Responses by Matthew Tweddle, creative director, Only
Background: The British Academy is the UK authority on the humanities and social sciences, and the study of peoples, cultures and societies. The Academy’s Summer Showcase is an annual celebration of pioneering research from across the humanities and social sciences. Fifteen interactive exhibits are hosted alongside pop-up talks, workshops and performances to bring the best new research to life. The event invites everyone to think more deeply about what it means to be human.
Reasoning: When curiosity is alive, it fuels imagination and enables people to discover amazing things. The Summer Showcase is a celebration of the curiosity that drives humanity forward. The branding plays with depth and scale to bring curiosity to life. The aim was to create a sense of intrigue and discovery across applications and throughout the exhibition.

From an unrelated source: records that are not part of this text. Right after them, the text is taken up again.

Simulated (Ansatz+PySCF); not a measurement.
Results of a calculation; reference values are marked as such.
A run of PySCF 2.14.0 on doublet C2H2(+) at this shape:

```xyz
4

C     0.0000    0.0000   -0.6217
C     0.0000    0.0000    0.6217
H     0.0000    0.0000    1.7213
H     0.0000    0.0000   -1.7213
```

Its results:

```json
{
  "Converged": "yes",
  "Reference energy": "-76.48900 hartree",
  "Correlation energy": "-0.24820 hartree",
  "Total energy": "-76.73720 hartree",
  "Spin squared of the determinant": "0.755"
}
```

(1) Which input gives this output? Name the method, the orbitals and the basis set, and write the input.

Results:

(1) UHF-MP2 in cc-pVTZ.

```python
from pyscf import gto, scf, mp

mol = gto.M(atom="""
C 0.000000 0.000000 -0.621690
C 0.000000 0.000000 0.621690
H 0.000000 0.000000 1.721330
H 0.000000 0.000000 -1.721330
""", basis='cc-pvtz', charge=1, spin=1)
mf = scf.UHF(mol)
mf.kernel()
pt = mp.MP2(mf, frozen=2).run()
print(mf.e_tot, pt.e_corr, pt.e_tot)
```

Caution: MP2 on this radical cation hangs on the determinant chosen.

Challenges: The branding would exist for a relatively short period of time and the opportunities to communicate with our intended audience were limited. Therefore, it needed to engage quickly and be distinctive enough to be remembered. We needed to push at the edges of what is expected of an event profiling postdoctoral academic research without ever alienating a sprawling and discerning audience.
Favorite details: A lot of branding and marketing from the world of academia can be quite dull and uninviting. We were pleased to get something bold and unique out there that opened up the world of academic research to a broader audience. The identity works to bring together ideas from lots of different disciplines and celebrates their relevance to the modern world.
Specific demands: The Showcase was the first flagship event under the new British Academy identity. As part of this project, we needed to define the relationship between major events run by the Academy and the new parent brand. The branding would set a precedent for future events hosted by the Academy.
Anything new: With limited assets available, a typographic solution was always going be a consideration. In the end, a very simple dynamic approach gave us the constraints we needed to unify the applications, while allowing for creative expression. All of the dynamic type sits on a central axis and simply scales up and down to create the unique layouts.